The U.S. Naval Academy (USNA) held a groundbreaking ceremony for its new $106-million Center for Cyber Security Studies Oct. 21.
Three hundred people attended the event, including academy officials, Navy leaders and members of the Maryland delegation, U.S. Senator Barbara Mikulski and U.S. Representatives John Sarbanes and C.A. “Dutch” Ruppersberger.
The center was established in recognition of the critical importance that cyber operations play in our national defense and to facilitate the expansion of the Naval Academy’s cyber program, which includes a cyber operations major and required cyber curriculum for all midshipmen. Cyber operations is an interdisciplinary major that includes study in computer architecture, programming, data structures, networks, internet, database systems, information assurance, cryptography and forensics, as well as policy, law, ethics and social engineering.
The USNA groundbreaking reminds us of the significant investments the Navy continues to make to reduce vulnerabilities, detect intrusions and strengthen its depth in defense, as well as the crucial role that every Sailor plays in protecting Navy systems. The academy’s close relationship with U.S. Fleet Cyber Command/U.S 10th Fleet, based at Fort Meade, Maryland, provides midshipmen with a unique operational perspective through guest lectures, mentorship and summer training opportunities. During National Cybersecurity Awareness Month, recognized throughout the month of October, Sailors are encouraged to learn more about the steps they can take to support the defense of Navy systems and prevent intrusions.
The academy is the first institution of higher learning in the country to require cyber security classes for all students. The multi-story academic building will have classrooms, a lecture hall, research labs, a secure compartmented intelligence facility space–required to allow midshipmen to handle classified information–and a research and testing tank to support the engineering and weapons lab. The state-of-the-art facility will enable midshipmen at the academy to get real-world training to prepare them for handling cyber threats, as Navy personnel are the first line of defense.

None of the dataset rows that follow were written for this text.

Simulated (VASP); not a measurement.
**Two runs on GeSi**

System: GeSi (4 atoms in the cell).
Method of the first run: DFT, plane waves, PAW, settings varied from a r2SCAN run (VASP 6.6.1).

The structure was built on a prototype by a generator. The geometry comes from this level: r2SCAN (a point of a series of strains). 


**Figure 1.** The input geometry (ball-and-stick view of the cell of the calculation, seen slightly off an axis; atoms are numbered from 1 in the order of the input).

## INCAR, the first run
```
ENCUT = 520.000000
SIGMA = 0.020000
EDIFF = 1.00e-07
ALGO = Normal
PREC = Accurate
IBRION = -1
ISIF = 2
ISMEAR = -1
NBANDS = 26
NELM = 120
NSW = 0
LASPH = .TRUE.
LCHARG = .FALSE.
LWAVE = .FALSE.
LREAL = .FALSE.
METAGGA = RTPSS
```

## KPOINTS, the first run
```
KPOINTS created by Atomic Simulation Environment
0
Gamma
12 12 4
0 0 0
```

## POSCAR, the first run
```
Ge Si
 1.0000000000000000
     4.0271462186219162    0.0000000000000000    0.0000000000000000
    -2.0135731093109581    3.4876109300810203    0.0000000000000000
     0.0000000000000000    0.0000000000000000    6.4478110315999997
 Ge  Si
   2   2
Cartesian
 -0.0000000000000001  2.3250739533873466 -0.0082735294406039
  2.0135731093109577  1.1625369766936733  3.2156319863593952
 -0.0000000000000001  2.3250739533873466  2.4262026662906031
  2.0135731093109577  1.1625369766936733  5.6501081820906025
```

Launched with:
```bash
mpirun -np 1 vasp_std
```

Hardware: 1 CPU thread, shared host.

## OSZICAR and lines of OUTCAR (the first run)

“This is a significant step in the process of streamlining our cyber education capabilities here at the Naval Academy with the needs of the fleet and Department of Defense,” said Vice Adm. Ted Carter, Naval Academy superintendent. “This will be a state-of-the-art facility where our very best and brightest will get cutting edge training and education in the cyber field. I believe the building serves as yet another attraction the Naval Academy has to offer to future Midshipmen.”
The building will be named after Rear Adm. Grace Hopper, known as the “mother of computing.” Hopper was an American computer scientist who worked on the first computer, the Harvard Mark 1, during World War II. She was responsible for making computers more accessible by converting mathematical code into language.
Construction of the five-story building is expected to begin this winter and to be finished in September 2019.